A designer’s worst dashboard nightmare would be for trim, emblems, or other detail elements to pop free when touched, right into the driver’s hands. There could be few worse indictments of vehicle cabin craftsmanship.
It’s for this reason that many traditional dash elements have been clipped or riveted into place. But mechanical bonds present another set of well-documented issues: buzzing, rattling, a poorer seal against sound and heat from the engine, a bond dependent on few finite contact points, cracks/gaps that collect debris and allow for moisture penetration…
Advanced, modern dashboard tapes present none of these annoyances. At the same time, they create solid, consistent bonds that outperform traditional fastening methods in every way—longevity, vibration, seal, bond strength, and everything else. But which pressure-sensitive automotive mounting tape is best for each element of your design project?
Check these boxes while analyzing your options:
Die-Cuttable to Spec
Dashboard mounting tapes will operate in a highly visible, aesthetically-focused area of the vehicle interior. It’s more important than virtually anywhere else that they fit perfectly to the shape of the parts they’ll be affixing and create a seamless bond. Don’t rely on strips, rolls, and hand cutting. Have them professionally precision die-cut by the supplier in advance.
Tapes need to erase bond areas, not highlight them. Smooth, well-aligned substrates should use thin-gauge film core tapes that will form rock-solid bonds and be completely invisible to passengers.
If the bonded substrates are rough, textured, or otherwise imperfectly aligned, a low-profile foam mounting tape is ideal. The foam can compress and expand to fill tiny gaps—for a strong, consistent bond—while remaining thin enough to keep the decorative element from looking lifted away from the surface.
HSE or LSE Optimized
The adhesive layers of the tape are arguably even more critical than the core and must cater to the substrates they’ll be used to bond. Dashboards often consist primarily of low-surface energy injection-molded thermoplastic. It takes an aggressive, tacky LSE adhesive to wet out fully on LSE plastic surfaces and form a permanent strength bond. HSE surfaces can’t use the same style of wet adhesive, or it will flow out beyond the bond area.
There are two ways to cope with buzzing and tremors due to a running engine and contact with the road. A thin, high-strength, film-core dashboard tape can rigidify the dash—as if all components were one solid piece. This prevents vibrations from rattling parts against each other at separate frequencies and causing noise. Instead, vibrations carry evenly throughout the whole dashboard.
The other option is a foam dashboard tape that absorbs vibrations, cushioning parts against buzzing contact and harmlessly diffusing the energy. Long, thin trim and molding elements benefit most from a rigid bond, whereas knobs and small, 3D elements with uneven shapes may be better suited to foam.
Vehicle cabins are exposed to incredible heat when closed up in sunny weather. Adhesive layers should be rated to remain stable at temperatures well over 157 degrees Fahrenheit (the average dashboard temperature in a car parked in the hot sun for an hour on a 95-degree summer day).

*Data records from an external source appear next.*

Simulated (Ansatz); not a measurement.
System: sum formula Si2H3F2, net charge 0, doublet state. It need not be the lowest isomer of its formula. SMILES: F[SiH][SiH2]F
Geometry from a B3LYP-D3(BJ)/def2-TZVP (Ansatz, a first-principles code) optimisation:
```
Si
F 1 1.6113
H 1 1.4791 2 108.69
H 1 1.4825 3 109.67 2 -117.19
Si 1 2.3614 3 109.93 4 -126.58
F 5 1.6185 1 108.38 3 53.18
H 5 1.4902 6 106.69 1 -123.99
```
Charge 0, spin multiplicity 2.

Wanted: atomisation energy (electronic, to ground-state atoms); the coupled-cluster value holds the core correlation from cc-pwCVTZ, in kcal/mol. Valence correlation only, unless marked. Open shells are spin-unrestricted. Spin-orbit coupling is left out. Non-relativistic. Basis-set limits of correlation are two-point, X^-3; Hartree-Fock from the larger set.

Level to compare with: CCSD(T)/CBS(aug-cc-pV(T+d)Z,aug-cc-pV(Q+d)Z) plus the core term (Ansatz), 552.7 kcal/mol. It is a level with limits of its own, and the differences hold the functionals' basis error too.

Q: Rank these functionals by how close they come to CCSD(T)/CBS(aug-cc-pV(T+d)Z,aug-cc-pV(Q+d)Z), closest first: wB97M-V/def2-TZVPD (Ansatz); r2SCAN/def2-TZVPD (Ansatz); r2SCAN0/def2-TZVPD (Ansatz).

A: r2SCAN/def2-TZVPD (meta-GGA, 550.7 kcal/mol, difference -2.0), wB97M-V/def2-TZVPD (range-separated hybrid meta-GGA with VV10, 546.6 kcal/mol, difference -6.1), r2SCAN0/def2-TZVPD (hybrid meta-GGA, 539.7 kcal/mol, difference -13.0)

Other requirements can factor in as well—shearing strength in areas where you expect frequent impacts or friction, for example—but these are the primary qualities of the best double-sided dashboard tape for mounting trim, emblems, molding, and the like.
Labels are a unique case, though, since the tape ribbon is visible and only needs one adhesive layer. Out-gassing from LSE plastics can gradually form unsightly bubbles or blisters in a dashboard label, which the right dashboard tape will have to mitigate (perhaps with a porous backing). Such tape will also have to survive UV exposure without curling or suffering discoloration.